Let $f_1:\mathbb{R}^2 \to (0, \infty)$ and $f_2:\mathbb{R}^2 \to (0, \infty)$. Then consider the $L^1$ distance
$$ \Vert f_1 -f_2 \Vert_1=\int_{\mathbb{R}^2}|f_1(x,y)-f_2(x,y)|dxdy. $$
Now, fix any $y\in \mathbb{R}$, and consider the $L^1$ distance between the sections $f_1(\cdot,y)$ and $f_2(\cdot,y)$, i.e.

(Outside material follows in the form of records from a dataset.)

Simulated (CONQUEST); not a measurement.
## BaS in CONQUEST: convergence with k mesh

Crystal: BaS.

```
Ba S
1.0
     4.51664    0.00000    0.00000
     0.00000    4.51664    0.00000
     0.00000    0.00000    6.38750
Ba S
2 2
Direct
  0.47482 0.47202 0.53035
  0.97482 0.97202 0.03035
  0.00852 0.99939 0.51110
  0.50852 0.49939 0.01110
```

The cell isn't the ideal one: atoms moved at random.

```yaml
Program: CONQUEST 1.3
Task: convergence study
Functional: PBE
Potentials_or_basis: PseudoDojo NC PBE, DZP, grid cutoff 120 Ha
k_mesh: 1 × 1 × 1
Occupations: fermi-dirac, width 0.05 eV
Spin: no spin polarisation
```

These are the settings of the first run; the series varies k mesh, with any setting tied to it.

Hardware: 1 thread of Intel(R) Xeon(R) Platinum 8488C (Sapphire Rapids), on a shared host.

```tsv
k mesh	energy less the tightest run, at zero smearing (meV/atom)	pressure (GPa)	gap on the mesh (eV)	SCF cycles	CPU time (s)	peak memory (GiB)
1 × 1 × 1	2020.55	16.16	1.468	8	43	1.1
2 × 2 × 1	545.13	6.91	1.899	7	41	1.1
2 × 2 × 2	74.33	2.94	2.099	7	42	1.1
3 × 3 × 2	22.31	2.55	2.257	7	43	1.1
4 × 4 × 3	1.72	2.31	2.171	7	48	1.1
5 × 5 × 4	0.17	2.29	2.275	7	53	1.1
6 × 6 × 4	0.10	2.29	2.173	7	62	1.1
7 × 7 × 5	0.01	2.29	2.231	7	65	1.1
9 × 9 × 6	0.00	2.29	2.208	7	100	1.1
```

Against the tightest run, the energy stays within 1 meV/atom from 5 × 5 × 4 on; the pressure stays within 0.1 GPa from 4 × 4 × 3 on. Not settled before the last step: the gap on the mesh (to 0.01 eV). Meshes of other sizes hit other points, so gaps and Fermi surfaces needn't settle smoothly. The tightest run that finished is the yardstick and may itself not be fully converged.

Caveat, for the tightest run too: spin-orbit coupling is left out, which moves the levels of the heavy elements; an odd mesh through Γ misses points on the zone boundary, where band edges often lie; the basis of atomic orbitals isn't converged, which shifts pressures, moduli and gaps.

$$ \Vert f_1 -f_2 \Vert_{1,y}=\int_{\mathbb{R}}|f_1(x,y)-f_2(x,y)|dx. $$
It should hold that
$$ \Vert f_1 -f_2 \Vert_{1}=\int_{\mathbb{R}}\Vert f_1 -f_2 \Vert_{1,y}dy. $$ Consider now sequences of functions $f_{n,1}$ and $f_{n,2}$; under regularity conditions that allow to exchange limit and integral, we should have that $$\sup_{y \in \mathbb{R}}\Vert f_{n,1} -f_{n,2} \Vert_{1,y}\to 0 \quad (n\to \infty)$$
entails that also $\Vert f_{n,1} -f_{n,2} \Vert_{1}\to 0$. My question is the following: could you think of any condition on the sequences $(f_{n,1})$ and $(f_{n,2})$ such that a sort of converse implication holds true: i.e. $\Vert f_{n,1} -f_{n,2} \Vert_{1}\to 0$ entails that $$ \Vert f_{n,1} -f_{n,2} \Vert_{1,y}\to 0, \quad \forall y \in \mathbb{R}, \quad (n \to \infty) $$ or even that $\sup_{y \in \mathbb{R}}\Vert f_{n,1} -f_{n,2} \Vert_{1,y}\to 0 \quad (n\to \infty)$ (for the latter case, we could maybe restrict to the case of functions supported on the unit simplex or on the unit square). I'm particularly interested in the case in which $(f_{n,1})$ and $(f_{n,2})$ are sequences of probability densities.